Ab Testing Introduction

Posted by VitoDH Blog on December 28, 2019

AB Testing - Lesson 1 - Introduction

1. Overview

What

A general methodology used online when you want to test a new product or a new feature.

How

Take two sets of users,

  • Control set, your existing product
  • Another set, your experiment, the new version

How do these two sets respond differently?

Useful when

  • You want to climb to the peak of the current mountain

eg.

  • Movie recommendation site
  • Change backend-page load time, results

Not useful when

  • not when you choose which mountain to climb(i.e. testing out new experiences)
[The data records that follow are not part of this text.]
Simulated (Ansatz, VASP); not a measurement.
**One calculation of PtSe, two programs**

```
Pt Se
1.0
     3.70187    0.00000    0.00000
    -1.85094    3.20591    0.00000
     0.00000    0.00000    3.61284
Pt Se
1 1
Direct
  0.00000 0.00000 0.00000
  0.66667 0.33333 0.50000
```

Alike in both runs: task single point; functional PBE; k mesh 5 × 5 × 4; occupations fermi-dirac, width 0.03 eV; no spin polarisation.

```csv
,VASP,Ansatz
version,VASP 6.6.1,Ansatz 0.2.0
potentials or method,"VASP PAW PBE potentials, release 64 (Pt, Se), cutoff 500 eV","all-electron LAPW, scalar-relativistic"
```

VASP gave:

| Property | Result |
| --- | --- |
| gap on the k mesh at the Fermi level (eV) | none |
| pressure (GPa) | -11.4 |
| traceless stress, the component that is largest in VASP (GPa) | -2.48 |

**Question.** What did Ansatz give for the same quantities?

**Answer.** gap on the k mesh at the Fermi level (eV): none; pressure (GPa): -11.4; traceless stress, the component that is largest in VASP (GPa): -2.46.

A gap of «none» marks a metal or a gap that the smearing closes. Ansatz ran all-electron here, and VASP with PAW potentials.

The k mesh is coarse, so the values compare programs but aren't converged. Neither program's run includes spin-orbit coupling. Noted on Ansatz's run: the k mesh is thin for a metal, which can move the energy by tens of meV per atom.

  • Short term A-B testing
  • Can’t tell if you’re missing something

eg.

  • Online shopping service. Is item complete?
  • New premium service
  • To long to get repeat customers
  • Update brand and logo

2. Example

Audacity

  • Create online finance courses
  • User flow / Customer funnel
    • Homepage visits
    • Exploring the site
    • Create account
    • Complelte
  • Experiment
    • Hypothesis: Changing the “start now” button from orange to pink will increase how many students explore the Audacity’s courses

3. Choose a metric

Following the audacity example,

  • Total number of courses completed
    • Too much time to accumulate, not practical
  • Number of clicks on specific button
    • The number of total clicks in old and new version is different
  • CTR(Click Through Rate) Number of clicks on specific button / Number of page views
    • Maybe the page loads slowly and the visitor impatiently clicks 5 times
    • Use when deciding whether user progresses to the second level of the funnel: Homepage visits
  • Click through probability: Unique visitors who click / Unique visitors who view the page
    • Use when deciding whether user progresses to the second level of the funnel: Exploring the site

Update hypothesis: Changing the “start now” button from orange to pink will increase the Click Through Probability of the button

4. Review statistics

Which distribution?

  • Binomial distribution
    • Click: success No click: failure
    • Mean: p
    • Std: $\sqrt{\frac{p(1-p)}{N}}​$
    • $\hat p=\frac{X}{N}$
    • When we can use?
      • 2 types of outcomes
      • Independent events
        • Clicks on a search result page is not independent because people will search again with slightly different word if they don’t find the answer in the first search
        • Student completion of course after 2 months: can be assumed independent (exception: student creates 2 accounts; take courses with friends)
      • Identical distributions

Confidence Interval

If we theoretically repeat the experiment over and over again, we would expect the interval we construct around our sample mean to cover the true value in the population 95% of the time

  • To use normal, check $N\cdot \hat p > 5$ and $N\cdot (1-\hat p) > 5$
  • Margin: $m=z\cdot\sqrt{\frac{\hat p(1-\hat p)}{N}} $
    • Large $\hat p$: Std will be smaller, distribution will be tighter, confidence interval will be smaller
    • Large $N$: Std will be smaller, distribution will be tighter, confidence interval will be smaller
    • When considering 95% confidence interval, z-score is 1.96

Hypothesis Testing

We want to calculate p(results due to change). We have two distribution: $p_{control}$ and $p_{exp}$(experiment)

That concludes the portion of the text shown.